Imperial Chinese Masterpiece Sells At Bonhams In Hong Kong For £420,000

A magnificent pair of cloisonne enamelled incense burners and covers from the Qianlong period (1736-95), lot 202, sold spectacularly for HK$4,800,00 (£420,000) at the Bonhams auction of Fine Chinese Ceramics and Works of Art in Hong Kong on 4 December.

cloisonne.jpgEstimated at HK$1,000,000-1,500,000, they were hotly contested by fifteen bidders from Hong Kong, China, Taiwan, Japan and America. They had been removed from the Summer Palace, Beijing to England 1860, and had been preserved carefully in an English house in Kent. Bonhams office in Whitstable was asked to provide a valuation as the owners suspected the pair were valuable but they were surprised by the value achieved at the sale.

Julian King, head of Chinese ceramics and works of art at Bonhams, Hong Kong said: “This spectacular result demonstrates that prices for masterpieces of Chinese Imperial art are immune from the current economic downturn.

Bonhams is delighted that this magnificent pair of imperial incense burners, which was removed from the Summer Palace in the 19th century, has now returned to China.”

Another item that did particularly well at the sale was Lot 287, an extremely rare Tibetan gilt-bronze figure of Manjushri, a magnificent gilt-bronze Buddha) which defied the financial meltdown, selling for a staggering HK$3,360,000 (£294,736) against an estimate of HK$800,000-1,200,000.

The large gilt-bronze Buddha had been bought for just £100 in a junk shop in England in the 1950s by a designer and metal craftsman. The current owner who was selling the Buddha figure said “I am absolutely delighted with this result.”

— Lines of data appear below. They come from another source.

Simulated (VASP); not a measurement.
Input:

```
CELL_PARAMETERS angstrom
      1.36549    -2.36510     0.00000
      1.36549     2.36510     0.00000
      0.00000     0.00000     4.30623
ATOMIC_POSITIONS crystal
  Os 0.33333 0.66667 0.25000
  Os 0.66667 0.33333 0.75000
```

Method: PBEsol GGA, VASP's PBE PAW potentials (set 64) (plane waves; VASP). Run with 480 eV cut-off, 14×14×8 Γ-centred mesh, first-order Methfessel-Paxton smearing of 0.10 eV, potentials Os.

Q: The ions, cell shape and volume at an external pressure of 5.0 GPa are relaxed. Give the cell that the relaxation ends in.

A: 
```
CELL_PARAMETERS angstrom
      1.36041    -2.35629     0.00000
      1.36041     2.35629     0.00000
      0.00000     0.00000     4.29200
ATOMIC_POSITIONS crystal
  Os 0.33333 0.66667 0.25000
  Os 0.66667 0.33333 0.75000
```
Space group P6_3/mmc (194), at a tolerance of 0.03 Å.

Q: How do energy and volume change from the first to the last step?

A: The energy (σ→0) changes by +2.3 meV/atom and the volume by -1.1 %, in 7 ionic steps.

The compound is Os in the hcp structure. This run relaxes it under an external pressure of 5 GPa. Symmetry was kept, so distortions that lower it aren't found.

Julian King, head of Chinese ceramics and works of art at Bonhams, Hong Kong said: “This magnificent figure of Manjushri is an absolute masterpiece of Tibetan art. Bonhams was delighted with its reception in Taipei, where it was exhibited last month, drawing crowds of admirers. We always knew it would be especially popular in Taiwan, where the top collectors are particularly attracted to and knowledgeable about Tibetan art and history. Two Taiwanese collectors fought over it, resulting in this spectacular price.”